But what about the character Michel Houellebecq? Is he more interesting than the man Michel Houellebecq? "Mmm... Let's say he's funnier. Sometimes he's even hilarious. In fact, I don't think I'm an exceptionally interesting person. I realize it's a terrible thing to say in an interview, but what's interesting about me doesn't come from what I say, but from what I observe. It's interesting to travel with me. I see many things that people don't notice. Occasionally, I have something to say, but not very often." Is that why he rarely gives interviews? Or does he simply dislike it? Or, as some people claim, he dislikes journalists? "Not necessarily. When I release a new book, I give interviews. But if not, no. I don't like people who express their opinions all the time. When I release a book, I give interviews. I'm not doing anything new, I don't give interviews."
His character Jed doesn't read the news at all. He finds it boring. I ask Houellebecq if he also finds the news boring. "No," he replies. "I think Jed exaggerates. He's younger than me and, indeed, there are people of his generation who don't see themselves reading a newspaper. They simply don't find it useful. They have a TV and don't need to read newspapers. For my generation, writing remains the most important thing. But, between the Internet and television, there are people who have never read a newspaper."
The time allotted for the interview was rapidly approaching its end. I consulted my notebook where I had written down a rather optimistic number of questions and said with sincere regret, "It's a shame we don't have more time. There are many more things I would have liked to talk about." To my surprise, Houellebecq tells me that after the book fair public event, he has two to three free hours, so we could continue then. I thank him and we agree to meet again later at the same hotel.
After a few hours, I'm at the reception of the Continental Hotel, asking the receptionist to let Michel Houellebecq know that I'm waiting for him in the lobby. It was the first sunny day after a week of cold and rain, so I planned to invite him to the garden behind Carturesti bookstore. We ended up having coffee in his room because as soon as he came down from the elevator, he told me he had just made good coffee and invited me to be his guest. I accepted and suggested a walk to the mentioned terrace after the coffee.

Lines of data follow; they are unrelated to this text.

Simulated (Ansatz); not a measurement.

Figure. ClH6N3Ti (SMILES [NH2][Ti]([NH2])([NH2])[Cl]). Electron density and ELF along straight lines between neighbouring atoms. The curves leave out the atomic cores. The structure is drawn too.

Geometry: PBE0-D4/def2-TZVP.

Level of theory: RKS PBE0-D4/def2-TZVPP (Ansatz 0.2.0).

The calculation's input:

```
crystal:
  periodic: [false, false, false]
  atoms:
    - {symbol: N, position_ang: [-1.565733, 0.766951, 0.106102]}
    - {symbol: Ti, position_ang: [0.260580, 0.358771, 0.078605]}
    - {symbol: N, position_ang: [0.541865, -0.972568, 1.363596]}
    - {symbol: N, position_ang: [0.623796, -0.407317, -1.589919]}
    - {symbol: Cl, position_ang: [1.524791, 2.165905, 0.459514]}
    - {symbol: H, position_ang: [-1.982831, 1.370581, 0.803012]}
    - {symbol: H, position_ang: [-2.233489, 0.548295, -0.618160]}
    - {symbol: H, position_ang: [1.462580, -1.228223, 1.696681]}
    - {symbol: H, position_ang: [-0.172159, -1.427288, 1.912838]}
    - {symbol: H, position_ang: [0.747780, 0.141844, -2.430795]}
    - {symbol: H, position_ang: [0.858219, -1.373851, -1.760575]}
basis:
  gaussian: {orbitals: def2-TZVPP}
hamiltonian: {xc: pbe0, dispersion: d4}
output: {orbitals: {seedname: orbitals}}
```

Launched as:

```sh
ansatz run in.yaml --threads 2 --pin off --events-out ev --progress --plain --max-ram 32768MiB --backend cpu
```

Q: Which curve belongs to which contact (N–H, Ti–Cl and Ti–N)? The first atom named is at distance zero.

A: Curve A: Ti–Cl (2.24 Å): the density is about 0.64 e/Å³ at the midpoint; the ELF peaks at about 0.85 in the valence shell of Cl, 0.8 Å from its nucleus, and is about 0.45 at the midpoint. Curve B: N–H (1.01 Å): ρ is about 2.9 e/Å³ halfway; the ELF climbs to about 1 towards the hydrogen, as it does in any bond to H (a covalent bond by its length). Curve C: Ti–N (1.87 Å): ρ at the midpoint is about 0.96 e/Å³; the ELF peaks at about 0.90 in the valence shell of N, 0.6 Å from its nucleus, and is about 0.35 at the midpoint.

The room is small but surprisingly tidy. Houellebecq pours coffee into two cups and lights a cigarette. After telling me "the truth" about himself, he repeats the fact that he is a good observer but also a good listener. "People often confess to me. It happens to me many times (especially when I travel) that people I don't know and who don't know me tell me incredible things. I think this happens because I give the impression that I don't judge anyone." And it's true, I ask, you don't judge anyone? "Not necessarily," he tells me. "Sometimes I am shocked by the confessions that are made to me. I do have moral benchmarks." Then his thoughts seem to wander elsewhere because after a few seconds of silence, he tells me that the world today is too complicated, too difficult to understand. I ask him if he is as pessimistic about the future of humanity as his books. "Yes. I think so. Well, nothing is set in stone, but I think there are reasons to be pessimistic."
On the way to the bookstore, we pass through Revolution Square. I tell him a bit about the revolution of '89, about Ceausescu's escape from the government building roof, about street fights. He shows neither interest nor disinterest in the places we pass by. He stops, however, and takes a panoramic look at Revolution Square. We talk a little bit about what life in a dictatorship means and what it's like to live through a revolution. He tells me that he can't feel empathy or compassion towards group tragedies, towards people. He only feels compassion for individual tragedies. In fact, the mere fact of living, the status of being alive, inevitably exposed to so much suffering, is enough to stir up a sort of intellectual compassion in him.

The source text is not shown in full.